The noble Lord, Lord McIntosh of Haringey, referred to his own glorious past in closing down an excellent school. But he did say something very interesting: there was the agreement of the school in that case. We are not arguing about that. Where schools agree to go along with these proposals, wonderful, we accept that. We believe in freedom of choice. But this is not agreeing; it is imposition. My noble friend Lady Knight referred to the unbelievable, undemocratic proposition that parents of children in the very schools that will be subject to going out of existence will not be allowed to vote in the ballot. How can the Government, who profess to be democratic and open, defend that?

I have to say, on a note of real cynicism, that I cannot admit to being moved by those who themselves enjoyed a grammar school education spending most of their adult political life condemning and criticising grammar schools. Why is it that Harriet Harman went to such lengths to get her child into a grammar school? I hazard a guess that she did it because she believed that the school provided an education that suited the educational needs of her own child. Good for her. But what hypocrisy when people take advantage of the system and then close the door to that opportunity for all other children.
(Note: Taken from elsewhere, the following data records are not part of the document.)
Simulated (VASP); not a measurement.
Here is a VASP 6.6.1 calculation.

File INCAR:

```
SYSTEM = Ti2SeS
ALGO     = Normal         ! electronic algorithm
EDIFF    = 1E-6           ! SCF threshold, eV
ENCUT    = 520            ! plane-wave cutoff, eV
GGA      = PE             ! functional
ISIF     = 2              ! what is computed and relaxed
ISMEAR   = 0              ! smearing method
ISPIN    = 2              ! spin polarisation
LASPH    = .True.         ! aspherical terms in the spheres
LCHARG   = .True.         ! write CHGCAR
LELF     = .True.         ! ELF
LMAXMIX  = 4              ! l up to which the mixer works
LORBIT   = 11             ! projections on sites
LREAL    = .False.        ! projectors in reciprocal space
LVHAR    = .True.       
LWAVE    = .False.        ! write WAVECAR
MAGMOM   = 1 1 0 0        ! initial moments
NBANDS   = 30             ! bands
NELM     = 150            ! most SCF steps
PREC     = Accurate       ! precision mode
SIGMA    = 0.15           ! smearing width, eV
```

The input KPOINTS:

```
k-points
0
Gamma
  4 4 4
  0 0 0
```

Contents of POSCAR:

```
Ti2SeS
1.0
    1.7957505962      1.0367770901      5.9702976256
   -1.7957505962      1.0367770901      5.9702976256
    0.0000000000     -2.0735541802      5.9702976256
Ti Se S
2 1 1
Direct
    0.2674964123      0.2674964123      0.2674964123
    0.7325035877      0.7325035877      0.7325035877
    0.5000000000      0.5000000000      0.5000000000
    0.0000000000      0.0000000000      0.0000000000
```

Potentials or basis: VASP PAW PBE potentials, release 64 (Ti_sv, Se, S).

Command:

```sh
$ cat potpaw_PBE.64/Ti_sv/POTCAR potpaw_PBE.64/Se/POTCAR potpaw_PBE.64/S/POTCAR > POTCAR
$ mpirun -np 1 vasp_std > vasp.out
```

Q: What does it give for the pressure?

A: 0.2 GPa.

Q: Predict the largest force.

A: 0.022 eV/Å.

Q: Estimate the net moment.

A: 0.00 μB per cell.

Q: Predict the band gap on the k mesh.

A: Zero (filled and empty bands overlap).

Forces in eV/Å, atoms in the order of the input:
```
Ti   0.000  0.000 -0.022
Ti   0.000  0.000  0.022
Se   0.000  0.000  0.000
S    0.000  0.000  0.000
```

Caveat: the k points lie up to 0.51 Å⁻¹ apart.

The noble Lord, Lord McIntosh, said that my amendments undermined Mr. Byers's pursuit of excellence. Let us examine what this great man is doing and what his methods are. He first destroys excellence; he then levels down; he produces a few gimmicky schemes; and he talks up standards. Yet he introduces a Bill obsessed with structures and not with standards. It is open knowledge that there is a tension between New and Old Labour on education. In this Bill, Old Labour is winning. I commend the amendment to the House.

6.53 p.m.

On Question, Whether the said amendment (No. 178A) shall be agreed to?

Their Lordships divided: Contents, 72; Not-Contents, 121.